Glodon announced FY23 results: total revenue declined by 16% YoY to RMB1.78bn in 4Q23, 10% below consensus estimate mainly due to the soft construction market; the company recorded net loss of RMB146mn in 4Q23, deteriorating from net income of RMB328mn in 4Q22, primarily attributable to the operating deleverage. FY23 total revenue was largely flat YoY at RMB6.56bn, while net income was down by 88% YoY to RMB116mn. Looking ahead to FY24, we expect top-line growth will remain under pressure as the overall construction market remains challenging and the decline in new contracts signed in FY23 will weigh on revenue recognition in FY24. However, we expect a solid rebound of net income in FY24 as the company implements stringent cost control measures and focus on key growth areas. We trim FY24-25 total revenue estimate by 16-18% and lower our TP to RMB20.20 based on 4.0x FY24E EV/Sales (previous: RMB29.75 on 6.0x FY23E EV/Sales).
Construction costing business to navigate sector headwinds. Digital costing revenue grew by 8% YoY to RMB5.17bn in FY23, with construction costing SaaS revenue up by 11% YoY to RMB3.22bn, primarily thanks to the revenue recognition of previous contracts signed. Newly-signed contract value dropped by 6% YoY to RMB3.03bn in FY23 amid the overall property sector downturn, while the renewal rate and active rate remained largely stable YoY. For the new digital costing business, its SaaS revenue grew by 52% YoY to RMB598mn in FY23. The company focused on building “lighthouse” projects rather than new customer acquisition in 2023, with both retention rate and active rate up YoY.
Construction management remains under pressure. Construction management revenue declined by 35% YoY to RMB862mn in FY23, mainly due to the decline in the number of construction project kick-offs and the tightening budget of construction companies. Looking ahead, the company will focus more on the quality growth of construction management business via: 1) optimization of contract terms; 2) active management of cash flow and profitability; 3) increasing sales of higher-margin self-developed products. We expect the GPM of construction management business to improve in FY24 as a result.
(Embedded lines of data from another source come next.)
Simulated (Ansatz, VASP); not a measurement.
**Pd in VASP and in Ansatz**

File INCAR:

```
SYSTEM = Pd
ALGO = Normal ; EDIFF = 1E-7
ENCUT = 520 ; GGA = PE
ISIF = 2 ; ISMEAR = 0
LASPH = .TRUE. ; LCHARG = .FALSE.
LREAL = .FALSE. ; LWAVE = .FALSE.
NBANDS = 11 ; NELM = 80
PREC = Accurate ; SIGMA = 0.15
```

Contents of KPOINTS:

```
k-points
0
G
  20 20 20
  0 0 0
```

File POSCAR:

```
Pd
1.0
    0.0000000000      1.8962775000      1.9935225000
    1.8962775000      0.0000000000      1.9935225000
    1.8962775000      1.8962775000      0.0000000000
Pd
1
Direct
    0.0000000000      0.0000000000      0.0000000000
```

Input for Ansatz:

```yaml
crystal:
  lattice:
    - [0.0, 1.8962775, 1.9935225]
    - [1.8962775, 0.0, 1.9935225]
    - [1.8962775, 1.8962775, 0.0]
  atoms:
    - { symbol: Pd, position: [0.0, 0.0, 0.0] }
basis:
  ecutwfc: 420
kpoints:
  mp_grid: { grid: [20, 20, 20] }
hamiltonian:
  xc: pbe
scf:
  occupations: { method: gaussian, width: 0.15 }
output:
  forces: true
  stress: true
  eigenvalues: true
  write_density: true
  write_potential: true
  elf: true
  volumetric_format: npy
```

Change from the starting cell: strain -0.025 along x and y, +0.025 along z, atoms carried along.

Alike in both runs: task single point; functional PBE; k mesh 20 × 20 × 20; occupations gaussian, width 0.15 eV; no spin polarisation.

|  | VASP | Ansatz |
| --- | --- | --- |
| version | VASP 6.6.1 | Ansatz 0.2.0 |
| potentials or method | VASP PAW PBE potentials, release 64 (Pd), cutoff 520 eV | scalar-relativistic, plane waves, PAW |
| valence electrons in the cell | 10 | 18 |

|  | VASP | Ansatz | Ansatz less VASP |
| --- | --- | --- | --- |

Expect margin to improve in FY24E. Net margin declined by 12.9ppt YoY to 1.8% in FY23, mainly due to the increased investments in product development and customer acquisition, while revenue was largely flat YoY. As the company completed headcount optimization in 1Q24 and implements more stringent opex control in FY24, we expect NPM to rebound to 10.1/11.6% in FY24/25E. We lower our target price to RMB20.20 (previous: RMB29.75), based on 4.0x FY24E EV/Sales, which is a discount to the peer average of 6.1x in view of the persistent construction sector headwinds. Glodon’s leadership in China’s digital construction market remains intact and we are upbeat on its earnings rebound in FY24E. We believe its current valuation of 2x FY24 EV/Sales offers ample safety margin. Maintain BUY.